British Science Festival, Brighton Palace Pier, 5th to 9th September 2017

Digital Encounters presents a Pier-side showcase of current interactive artworks by Professor Paul Sermon and his PhD students Jeremiah Ambrose and Jane Frances Dunlop from the School of Art at the University of Brighton, with performed contributions from Ann Light, Professor of Design and Creative Technology at the University of Sussex. These digital encounters explore augmented presence, telematic touch and virtual reality experiences in four secluded booths located in Horatio’s Bar on Brighton Pier. Presented akin to Edwardian scientific experiments, they become analogous to how the technologies of film, illusion and clairvoyance first appeared in amusement arcades and attractions on seaside piers. This event represents a panel-conversation between the participants taking part in the form of interactive experiences that will connect and inform creative arts and science themes concerning the body, virtual space, augmentation, performance, and identity, providing participation for an audience of all ages and interests.

Digital Encounters exhibition handout (3MB) PDF

In this interactive 360° film installation, the user becomes a ghost-like viewer immersed in a series of curated moments as their gaze interactions allow them to possess uncanny perspectives of Brighton Pier. The imitation or reproduction of reality is an artistic endeavour accelerated by cinematic immersion. Framed in the histories of the magic lantern, the phantasmagoria used these devices to project apparitions to its audiences. Inverting such practices, Mimesis allows its users to embody cinematic spaces and control their movements through time and space. Amounting to a cinema VRité, this practice turns the user into the proverbial fly-on-the-wall, whilst allowing for the creation of non-linear narratives established by their interactions.

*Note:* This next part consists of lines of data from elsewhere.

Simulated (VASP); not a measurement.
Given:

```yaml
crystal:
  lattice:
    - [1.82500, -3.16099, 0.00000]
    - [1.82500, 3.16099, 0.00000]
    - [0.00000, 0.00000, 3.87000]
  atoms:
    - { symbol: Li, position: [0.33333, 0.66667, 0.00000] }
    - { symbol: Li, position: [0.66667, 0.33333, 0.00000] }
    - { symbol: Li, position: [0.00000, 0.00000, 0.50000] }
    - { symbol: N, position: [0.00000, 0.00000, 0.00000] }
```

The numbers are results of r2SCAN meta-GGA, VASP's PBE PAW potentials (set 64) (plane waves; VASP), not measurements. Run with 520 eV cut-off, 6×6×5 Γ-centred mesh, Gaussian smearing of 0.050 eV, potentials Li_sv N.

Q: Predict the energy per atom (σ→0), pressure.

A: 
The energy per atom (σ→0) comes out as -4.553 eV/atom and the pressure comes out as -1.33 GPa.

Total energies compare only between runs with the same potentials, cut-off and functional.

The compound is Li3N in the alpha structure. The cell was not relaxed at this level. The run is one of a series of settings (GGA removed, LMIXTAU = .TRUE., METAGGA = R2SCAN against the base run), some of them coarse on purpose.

A storyteller haunts a secluded booth: traces of a tale that tangles the real and digital, the mythical and the actual, weave in and out of focus. weaver is a sound and video installation that tracks the threads that twist through the digital and physical world. Inspired by the Greek Myth of Arachne, it uses the story of the fickle Athena and the proud Arachne to explore how information weaves across our contemporary digital networks. In the myth, Arachne is a weaver, a talented and boastful one. Challenged to a contest by Athena, she is on the verge of winning when the god flies into a rage and turns her into a spider. She is cursed to weave a web forever. Metaphors of webs and weaving resonate throughout contemporary digital technologies: textile production provided an early template for computers and ‘the web’ is central to our daily use of the Internet. In this installation, ‘weaving’ and mythology provide a way to consider how digital technologies augment our lives. The myth of the weaver becomes a parable for contemporary efforts to grapple with a digital world. Sat in an empty booth, we hear fragments of the myth and watch images of spiders, hands, and technologies weaving in and out of one another. The result is an eerie installation, in which digital sounds and images interlace a secluded space to the virtual world and its real surroundings. It is a digital myth that haunts the space as fragments of sound and video become entangled with the noise and events space around it.

Whilst our typing hands do not normally have any further role or function other than pressing keys, this installation proposes to turn our webcam chat attention away from our talking head and focus on our hands, located on a shared telepresent keyboard, as a backdrop to a new space of remote intimacy. A space that was once the domain of textual exchanges now becomes the space of performance, abstract poetry, and handheld encounters as a new sensation of being touched by text. ‘Telematic Touched’ aims to provoke an altogether new social networked encounter by simply rearranging our computer peripherals; webcam, projector and screen in an alternative manner. As each person begins to type and chat his or her hands meet and visually mix on this telepresent keyboard surface where dialogues, games, and encounters unfold. Whilst on the one hand it is a completely simple set up it is on the other an entirely new physical encounter; echoing palmist conversations that suggest the convergence of virtual spirits and contemporary digital chat-room environments composited on screen.